Discrete random variables

A discrete random variable is a type of random variable that can take on a countable set of distinct values. Common examples include the number of children in a family, the outcome of rolling a die, or the scores awarded in a gymnastics competition.

To describe the behaviour of a discrete random variable, we use a probability distribution. A probability distribution lists all the possible values the variable can take along with the probability of each value occurring. The probabilities must be between 0 and 1, and their total must add up to 1.


Use this page to revise the following concepts relating to discrete random variables:


Displaying discrete random variables

Probability distributions are used to organise and display the outcomes and probabilities of discrete random variables. This makes it easier to see all possible outcomes and their associated probabilities at a glance.
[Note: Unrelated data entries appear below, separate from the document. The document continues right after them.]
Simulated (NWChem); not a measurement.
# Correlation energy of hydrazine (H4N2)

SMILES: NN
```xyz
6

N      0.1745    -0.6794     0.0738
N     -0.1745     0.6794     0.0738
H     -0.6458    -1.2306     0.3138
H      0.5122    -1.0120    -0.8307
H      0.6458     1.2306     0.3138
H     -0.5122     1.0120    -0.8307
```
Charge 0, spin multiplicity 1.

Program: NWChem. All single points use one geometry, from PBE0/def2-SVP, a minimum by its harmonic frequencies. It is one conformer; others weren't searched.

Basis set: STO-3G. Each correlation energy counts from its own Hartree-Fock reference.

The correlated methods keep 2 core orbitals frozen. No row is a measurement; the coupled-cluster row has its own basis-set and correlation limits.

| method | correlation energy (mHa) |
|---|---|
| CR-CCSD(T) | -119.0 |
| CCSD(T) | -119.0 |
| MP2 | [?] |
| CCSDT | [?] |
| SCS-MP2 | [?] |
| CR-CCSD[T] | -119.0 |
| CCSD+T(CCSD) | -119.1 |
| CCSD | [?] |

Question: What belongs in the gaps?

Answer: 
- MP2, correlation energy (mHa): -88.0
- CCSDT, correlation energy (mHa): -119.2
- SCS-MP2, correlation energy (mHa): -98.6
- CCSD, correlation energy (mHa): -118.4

For example, the sample space for rolling a six-sided die is 1, 2, 3, 4, 5 and 6. If we let \(X\) be the roll, and \(x\)  represent the outcomes, the distribution can be represented in a table.

\( x\) \(1 \) \( 2\) \( 3\) \(4 \) \(5 \) \( 6\)
\(\Pr(X=x) \) \( \frac{1}{6}\) \( \frac{1}{6}\) \( \frac{1}{6}\) \( \frac{1}{6}\) \( \frac{1}{6}\) \( \frac{1}{6}\)

This table represents a discrete probability function, which shows the probability associated with each possible value of a discrete random variable.

Such distributions can also be displayed graphically, to make patterns and comparisons easier to see.

For example, if 20 people were asked how many pets they own, 4 people said no pets, 8 people said 1 pet, 6 people said 2 pets and 2 people said 3 pets. If one person is selected at random from the 20 people, the probabilities of the sample space can be represented as a graph called a probability mass function.

Probability mass function (PMF) graph showing discrete values of a random variable X on the horizontal axis and corresponding probabilities on the vertical axis. Red dashed vertical lines indicate the probability for each value of X. The probabilities are highest around the middle values and lower at the extremes, suggesting a binomial-like distribution.

As the distribution accounts for all possible outcomes, the sum of all probabilities for \(x\) must equal \(1\). That is,

\[0 \leq \Pr(x) \leq 1\] \[\sum \Pr(x)=1\]

The Mean

The mean is a measure of the long-term average result of a chance event if it were repeated many times. It may also be called the expected value, as gives a sense of what outcome you would "expect" on average over a large number of trials.

To find the mean for discrete random variables, multiply each possible outcome by its probability, and then sum these products.

\[\begin{align} \mu= E\left(X\right)&=\sum_{i=1}^{n}{x_ip_i}\\ &=x_1p_1{+x}_2p_{2}+\ldots+x_np_n  \end{align}  \]

Where:

  • \( \mu \) is the population mean (expected value of the random variable \( X \)
  • \( E(X) \) is the the expected value of the random variable \( X \)
  • \( x_i \) is the the \( {\text{i-th}\) outcome value that \( X \) can take
  • \( p_i \) is the probability associated with \( x_i \), i.e., \( \Pr(X = x_i) \)

Worked Example

Calculate the mean outcome of rolling a fair six-sided die.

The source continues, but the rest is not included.